(Day 230) Watching more educational videos from probabl

Ivan Ivanov · August 18, 2024

Hello :) Today is Day 230!

A quick summary of today:

  • Protecting against temporal data leaks and skrub’s TableVectorizer
  • Embeddings in scikit-learn pipelines
  • Little about timeseries
  • Sparse data pipelines
  • GMM for outlier detection

Protecting against temporal data leaks and skrub’s TableVectorizer

  • protecting against data leaks - when creating time series models, it’s crucial to ensure that the model learns patterns based only on past data and doesn’t ‘cheat’ by accessing future information. However, it’s easy to accidentally introduce data leakage, where the model unintentionally uses future data during training. To help data scientists avoid this mistake, Vincent (the probable instructor) has developed a library that safeguards against such errors by ensuring that the model only learns from past data

  • TableVectorizer for quick feature preprocessing - this comes from skrub (a library that seems to be maintained by some sklearn devs) and we can include it in a pipeline with some model, and then get a working pipeline. The TV automatically determines data types and what kind of processing it will do to them - ordinal encoding, OHE, scaling, etc. It is a good tool to get us started. As Vincent said - some of his sklearn colleagues get a new dataset, put it through a TableVectorizer and a HistGradientBoostingClassifier (or Regressor) and get a pretty good model that can serve as an initial checkpoint

Embeddings in scikit-learn pipelines

Vincent has been maintaining an embedding library that is built upon scikit-learn classes so it directly integrates with other scikit-learn components - embetter

Taken from the github repo, with just a few lines of code we can get started with a text sentiment classifier:

import pandas as pd
from sklearn.pipeline import make_pipeline 
from sklearn.linear_model import LogisticRegression

from embetter.grab import ColumnGrabber
from embetter.text import SentenceEncoder

# This pipeline grabs the `text` column from a dataframe
# which then get fed into Sentence-Transformers' all-MiniLM-L6-v2.
text_emb_pipeline = make_pipeline(
  ColumnGrabber("text"),
  SentenceEncoder('all-MiniLM-L6-v2')
)

# This pipeline can also be trained to make predictions, using
# the embedded features. 
text_clf_pipeline = make_pipeline(
  text_emb_pipeline,
  LogisticRegression()
)

dataf = pd.DataFrame({
  "text": ["positive sentiment", "super negative"],
  "label_col": ["pos", "neg"]
})
X = text_emb_pipeline.fit_transform(dataf, dataf['label_col'])
text_clf_pipeline.fit(dataf, dataf['label_col']).predict(dataf)

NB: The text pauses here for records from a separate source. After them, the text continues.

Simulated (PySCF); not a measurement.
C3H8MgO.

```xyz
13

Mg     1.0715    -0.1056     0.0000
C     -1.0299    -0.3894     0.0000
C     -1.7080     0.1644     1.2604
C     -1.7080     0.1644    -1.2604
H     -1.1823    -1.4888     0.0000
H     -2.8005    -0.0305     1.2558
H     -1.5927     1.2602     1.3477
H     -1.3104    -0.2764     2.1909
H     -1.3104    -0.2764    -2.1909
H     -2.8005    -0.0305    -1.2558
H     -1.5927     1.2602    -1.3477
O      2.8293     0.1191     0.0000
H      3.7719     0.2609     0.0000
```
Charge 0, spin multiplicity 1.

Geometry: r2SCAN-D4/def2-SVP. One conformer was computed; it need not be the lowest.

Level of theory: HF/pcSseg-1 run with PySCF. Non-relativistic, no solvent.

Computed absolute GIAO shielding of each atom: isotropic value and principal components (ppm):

It is not here to replace pytorch or tensorflow as they are powerful libraries. Its purpose is for an easy setup and start up to get a prototype going.

Little about timeseries

For periodic features in scikit-learn there is this SplineTransformer

from sklearn.pipeline import make_pipeline
from sklearn.preprocessing import FunctionTransformer, SplineTransformer

pipe = make_pipeline(
    FunctionTransformer(datetime_feats),
    SplineTransformer(n_knots=12, extrapolation="periodic")
)

With 12 knots we get the below. The data is daily weather data.

image

Then using this as a feature pipeline, and adding a Ridge on top we get:

image

To get something with quantiles, we can use the QuantileRegressor:

from sklearn.linear_model import QuantileRegressor

feat_pipe = make_pipeline(
    FunctionTransformer(datetime_feats),
    SplineTransformer(n_knots=6, extrapolation="periodic")
)

mod_pipe_q_lower = make_pipeline(feat_pipe, QuantileRegressor(quantile=0.1, alpha=0.001))
mod_pipe_q_upper = make_pipeline(feat_pipe, QuantileRegressor(quantile=0.9, alpha=0.001))

mod_pipe_q_lower.fit(X, y)
mod_pipe_q_upper.fit(X, y)

image

Finally, Vincent (the instructor) just talked about being careful when using lags in fear of data leakage.

Sparse data pipelines

Dense Matrices

  • matrices where most elements are non-zero
  • requires O(m * n) memory for an m x n matrix
  • optimized for general operations, but inefficient for large matrices with many zeros

Sparse Matrices

  • matrices with most elements being zero
  • represented by scipy.sparse (e.g., CSR, CSC, COO formats)
  • only stores non-zero elements and their positions, leading to significant memory savings
  • efficient for operations involving non-zero elements; some operations may require conversion to dense format

Use Cases

  • Dense: Use when the matrix is small or fully populated.
  • Sparse: Use for large matrices with many zeros (e.g., term-document matrices, graph algorithms).

Example use case of sparse matrices is with text. And scikit-learn uses sparse matrices off the shelf

from sklearn.feature_extraction.text import CountVectorizer
from joblib import dump
from pathlib import Path

out = CountVectorizer().fit_transform(texts) # .todense()
dump(out, 'tmp.pickle')
Path('tmp.pickle').stat().st_size

The size we would get is: ~2.2m bytes. If we use a dense matrix (by adding .todense() to the code), we would get 1.3b bytes. So we can clearly see the efficiency of sparse matrices when it comes to memory if we have to save something to disk.

Expanding on GMMs

Yesterday I learned about using PCA for outlier detection, today Guassian Mixture Models.

import numpy as np
import matplotlib.pylab as plt

from sklearn.datasets import make_moons
from sklearn.preprocessing import StandardScaler

from sklego.mixture import GMMOutlierDetector

n = 1000
X = make_moons(n)[0] + np.random.normal(n, 0.12, (n, 2))
X = StandardScaler().fit_transform(X)
U = np.random.uniform(-2, 2, (10000, 2))

mod = GMMOutlierDetector(n_components=16, threshold=0.95).fit(X)

plt.figure(figsize=(14, 5))
plt.subplot(121)
plt.scatter(X[:, 0], X[:, 1], c=mod.score_samples(X), s=8)
plt.title("likelihood of points given mixture of 16 gaussians");

plt.subplot(122)
plt.scatter(U[:, 0], U[:, 1], c=mod.predict(U), s=8)
plt.title("outlier selection");

image

Depending on the threshold:

image

In the scikit-lego library maintained by Vincent there is also a GMMClassifier


The streams are 1h long each so it takes some time to watch. Nevertheless its quite interesting!

That is all for today!

See you tomorrow :)